I’m terribly sorry about the delay in responding! I’ll gladly give a crack at your question.
I’ve been in that situation before in college. You have friends who do improv with you. You’re all friends on equal ground outside of improv. However, once practice starts, things change instantly.
They still see the practice as a time to hang out. In a way, it is. But there’s work to be done. You’re there for a reason, and it’s more than hanging out. Here are a few things that might work for you:
• “If you’re on time, you’re late.” If you say practice starts at 7:30pm, then start it at 7:30pm. Do. Not. Stray. From. This. Stand your ground. They won’t respect you or your time if you waffle about before or during practice. Take initiative. Grab practice by the balls. Announce on time, “Okay, let’s begin!” with a tone that shows authority, but that’s not demanding. You’re not a drill sergeant, but at 7:30pm, you’re not really their friend either. You’re their coach. Their captain. A ship can function without a captain, but it doesn’t go anywhere and is disorganized. Take the wheel and steer it on-course, for goodness sakes!
• Be On-point. A sharpened pencil writes easier and clearer than a dull one. Show them that you’re in charge, and that you take this time seriously. Have a regular routine to begin each practice. I find it helps to first ask if anyone has any improv-related questions from last practice, and then explain what they’ll be working on that day, even going into specifics about exercises or games they’ll be doing (if necessary).
• Why Wait For The Fun To Start? Ask them what they like about practice in general; a specific game, a warm-up they all enjoy or an exercise they all excel at. Much like giving a dog a treat for doing something you wanted them to do, the positive experience in the last practice will make them much more enthusiastic about coming in and starting it next time.
• Sharing Is Caring. You should be an outlet for them to share their frustrations, excitement or questions outside of practice. This is where you can blend the “friend” into the “coach.” You know them outside of improv, so you can customize your feedback based on what type of personality they have. In an email, through text or in-person, letting them be able to trust you when not in practice makes them feel more at ease and a part of the team.
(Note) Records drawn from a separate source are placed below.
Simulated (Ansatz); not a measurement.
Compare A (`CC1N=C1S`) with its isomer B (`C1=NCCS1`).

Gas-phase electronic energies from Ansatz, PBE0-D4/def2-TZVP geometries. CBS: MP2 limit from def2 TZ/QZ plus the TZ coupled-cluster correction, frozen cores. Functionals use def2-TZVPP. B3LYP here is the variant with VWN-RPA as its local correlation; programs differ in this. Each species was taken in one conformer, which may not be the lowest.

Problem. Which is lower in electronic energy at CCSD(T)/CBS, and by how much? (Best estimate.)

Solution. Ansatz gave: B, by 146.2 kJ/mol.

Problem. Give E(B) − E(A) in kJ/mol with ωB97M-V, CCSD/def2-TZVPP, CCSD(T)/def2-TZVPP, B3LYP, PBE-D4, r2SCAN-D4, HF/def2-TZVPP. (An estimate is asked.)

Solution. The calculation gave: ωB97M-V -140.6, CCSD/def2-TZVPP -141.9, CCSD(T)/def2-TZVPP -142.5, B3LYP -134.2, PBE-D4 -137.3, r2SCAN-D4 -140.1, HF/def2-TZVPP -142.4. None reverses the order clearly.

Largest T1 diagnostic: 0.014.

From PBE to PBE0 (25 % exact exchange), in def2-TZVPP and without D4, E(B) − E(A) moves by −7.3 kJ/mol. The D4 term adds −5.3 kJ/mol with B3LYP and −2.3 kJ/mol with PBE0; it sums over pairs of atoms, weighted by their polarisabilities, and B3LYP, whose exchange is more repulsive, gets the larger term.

• Make It Fun. Find new and creative ways to do exercises. Read books, go online to forums or make some up yourself. Try new things with the group. Variety is the spice of life! If you give a kid a toy, they love it for a while, then get bored with it, become apathetic to it and the novelty wears off. Changing up the practices will keep them on their toes and hopefully make them more interested in doing the work.
I hope this all helps. Check back with me later on when you’ve tried some or all of these. I’d love to see how the group takes to it, and I promise to answer your next question much sooner!